Java 8 Aggregate Operations: A Comprehensive Guide

We use Collections not just to store objects but also to retrieve, remove and update those objects. Aggregate operations are used to perform those actions using lambda expressions. We're going to use lambda expressions throughout this article and if you want a refresher on those I suggest you to read lambda expressions in java 8 article.

Let's use the already defined Employee class from lambda expressions post.

First, we create an employee data and then retrieve all the male members from the data.

Employee[] empData = employees.toArray(new Employee[employees.size()]);

// lets print male members in the employee data.
for (Employee e : empData) {
    if (e.getGender() == Employee.Sex.MALE) {
        System.out.println(e.getName());
    }
}

That's a fine code but we can do better. The above code can be refactored to use a pipeline or a stream of aggregate operations. Before we do anything we need to convert our data to Stream. Stream is a sequence of elements supporting sequential and parallel aggregate operations. Stream operations are divided into intermediate and terminal operations which are combined to form stream pipelines. Intermediate operations such as filter() are lazy and returns a new stream while terminal operations such as forEach produces a result or a side-effect. For example:

Arrays.stream(empData).filter(e -> e.getGender() == Employee.Sex.MALE)
    .forEach(e -> System.out.println(e.getName()));

Let's look into another example with a few more operations.

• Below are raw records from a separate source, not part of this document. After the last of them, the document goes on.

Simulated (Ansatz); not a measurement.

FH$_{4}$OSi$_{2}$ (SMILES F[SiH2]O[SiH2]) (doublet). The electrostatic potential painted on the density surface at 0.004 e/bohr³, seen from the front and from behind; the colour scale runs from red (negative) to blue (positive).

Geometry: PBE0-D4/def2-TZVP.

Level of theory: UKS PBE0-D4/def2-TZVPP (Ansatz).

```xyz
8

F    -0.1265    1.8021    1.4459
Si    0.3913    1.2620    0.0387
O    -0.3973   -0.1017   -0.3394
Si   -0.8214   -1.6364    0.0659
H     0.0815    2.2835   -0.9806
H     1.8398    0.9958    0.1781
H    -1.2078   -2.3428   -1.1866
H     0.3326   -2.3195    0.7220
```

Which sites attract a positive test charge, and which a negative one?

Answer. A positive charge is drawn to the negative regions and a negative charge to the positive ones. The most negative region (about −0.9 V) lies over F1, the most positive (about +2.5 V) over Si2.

double average = Arrays.stream(empData)
        .filter(e -> e.getGender() == Employee.Sex.MALE)
        .mapToInt(Employee::getAge)// mapToInt returns a stream (IntStream) that contains ages of all male members.
        .average() //Returns an OptionalDouble describing the arithmetic mean of elements of this stream, or an empty optional if this stream is empty. This is a special case of a reduction.  This is a terminal operation.
        .getAsDouble(); // If a value is present in this OptionalDouble, returns the value, otherwise throws NoSuchElementException.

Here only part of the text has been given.